Process flow - varianceThreshold
In the process General feature selection (varianceThreshold) includes a single process variance threshold selector (varianceThreshold). This process for selecting covariates does not relate to neither the target feature nor the regressor. It is does more general compared to other feature selection functions. Thus it is positioned prior to linking the covariates (x variables) to any target feature (y variable). The position of the process in the chain is indicated in the schematic flow chart below.
|____SpectralData
| |____filter
| | |____singlefilter
| | |____multiFilter
| |____dataSetSplit
| | |____spectralInfoEnhancement
| | | |____scatterCorrection
| | | |____standardisation
| | | |____derivatives
| | | |____decompose
| | |____generalFeatureSelection
| | | |____varianceThreshold
Introduction
A flat (constant signal) spectrum carries a minimum of information while spectrum with distinct troughs and peaks carries abundant information. Ignoring the chemometric target, the variance of a spectral signal can be used as a quick method for reducing the number of spectra by discarding those that carries the least information. This is exactly what is done by the variance threshold selector method implemented in the process flow. Because the method requires neither a target feature nor a regressor, it is more general (but also more crude) compared to other covariate selection methods. It is thus placed in its own sub-category, generalFeatureSelection. The other covariate (or feature) selection methods that require either target or both target and regressor for selecting covariates, can not be applied in combination. The generalFeatureSelection method of variance threshold can, however always be applied as an initial feature selection also when applying a more specific selector (under specificFeatureSelection in the json commands).

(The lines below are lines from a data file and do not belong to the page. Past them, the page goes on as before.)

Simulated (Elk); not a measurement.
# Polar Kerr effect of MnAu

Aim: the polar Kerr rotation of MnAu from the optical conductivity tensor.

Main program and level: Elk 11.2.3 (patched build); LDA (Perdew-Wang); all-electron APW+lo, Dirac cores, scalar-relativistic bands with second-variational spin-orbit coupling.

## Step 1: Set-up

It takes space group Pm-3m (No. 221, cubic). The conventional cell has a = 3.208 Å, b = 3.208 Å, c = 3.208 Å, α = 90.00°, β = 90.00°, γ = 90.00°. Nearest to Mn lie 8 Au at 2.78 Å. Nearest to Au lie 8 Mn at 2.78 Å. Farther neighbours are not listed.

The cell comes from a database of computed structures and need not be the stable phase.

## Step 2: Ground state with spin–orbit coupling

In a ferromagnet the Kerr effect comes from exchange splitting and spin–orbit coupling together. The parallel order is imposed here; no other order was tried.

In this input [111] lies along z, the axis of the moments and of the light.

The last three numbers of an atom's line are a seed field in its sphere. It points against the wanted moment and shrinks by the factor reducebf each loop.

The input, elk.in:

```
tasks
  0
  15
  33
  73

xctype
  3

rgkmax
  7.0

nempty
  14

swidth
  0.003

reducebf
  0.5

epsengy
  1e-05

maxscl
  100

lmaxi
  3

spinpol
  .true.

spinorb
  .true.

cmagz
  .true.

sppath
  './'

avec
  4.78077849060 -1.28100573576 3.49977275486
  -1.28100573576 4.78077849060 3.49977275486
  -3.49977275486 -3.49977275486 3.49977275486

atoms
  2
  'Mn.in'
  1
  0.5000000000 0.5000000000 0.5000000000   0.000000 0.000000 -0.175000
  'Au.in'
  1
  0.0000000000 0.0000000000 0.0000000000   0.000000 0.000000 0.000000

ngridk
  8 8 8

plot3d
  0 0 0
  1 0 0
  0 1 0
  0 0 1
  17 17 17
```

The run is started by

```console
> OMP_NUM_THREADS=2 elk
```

Compared to the original Scikit leaern (sklearn) variance threshold selector, the threshold in the process flow can be parameterised in three different ways:
- by giving a fraction that directly relates to the variation (where variation depends on the original spectra itself as well as the preprocessing) (e.g. 0.02),
- by giving an integer for discarding a fixed number of bands (e.g. 5)
- by giving an integer followed by a percent sign [%] for discarding a percentage of the input bands (e.g. 50%).
The most common approach when applying variance thresholds for reducing the number covariates is to standardise the covariates, e.g. by autoscaling or a minmaxscaler. In the process flow the covariates can be autoscaled in the standardisation step. In the variance threshold process you can either use None scaler or apply a MinMaxScaler. But as discussed in the standardisation step, this kind of rescaling tends to increase the noise and thus also the risk of selecting the most noisy bands rather than those carrying relevant information (see illustration in Figure 1).
To support setting a threshold you can set the argument onlyShowVarianceList to true, that will stop the process flow with a list of the variance of all covariates:
"generalFeatureSelection": {
"apply": true,
"varianceThreshold": {
"apply": true,
"onlyShowVarianceList": true,
"scaler": "MinMaxScaler",
"threshold": "50%"
}
}
The response in this example are covariates denoted with a v followed by the wavelength in nanometer - which is how the process flow labels derivatives:
band (variance)
d870 (0.011)
d430 (0.012)
d710 (0.015)
d670 (0.018)
d750 (0.019)
d790 (0.020)
d630 (0.022)
d830 (0.023)
d590 (0.027)
d470 (0.029)
d550 (0.034)
d510 (0.037)
The response is sorted after the variance in each covariate. Inspect the variance of the covariates, set the threshold (50% in the example below) and change onlyShowVarianceList to false to run the thresholding of covariates:
"generalFeatureSelection": {
"apply": true,
"varianceThreshold": {
"apply": true,
"onlyShowVarianceList": false,
"scaler": "MinMaxScaler",
"threshold": "50%"
}
}
To skip the MinMaxScaler set scaler to None:
"generalFeatureSelection": {
"apply": true,
"varianceThreshold": {
"apply": true,
"onlyShowVarianceList": false,
"scaler": "None",
"threshold": "50%"
}
}
The result of the two argument settings above are illustrated as the middle row in Figure 1, that also illustrates variance selection from the original spectral signals (top row) and from a PCA decomposition (bottom row). Each selection is done both without (left columns) and with (right columns) the MinMaxScaler.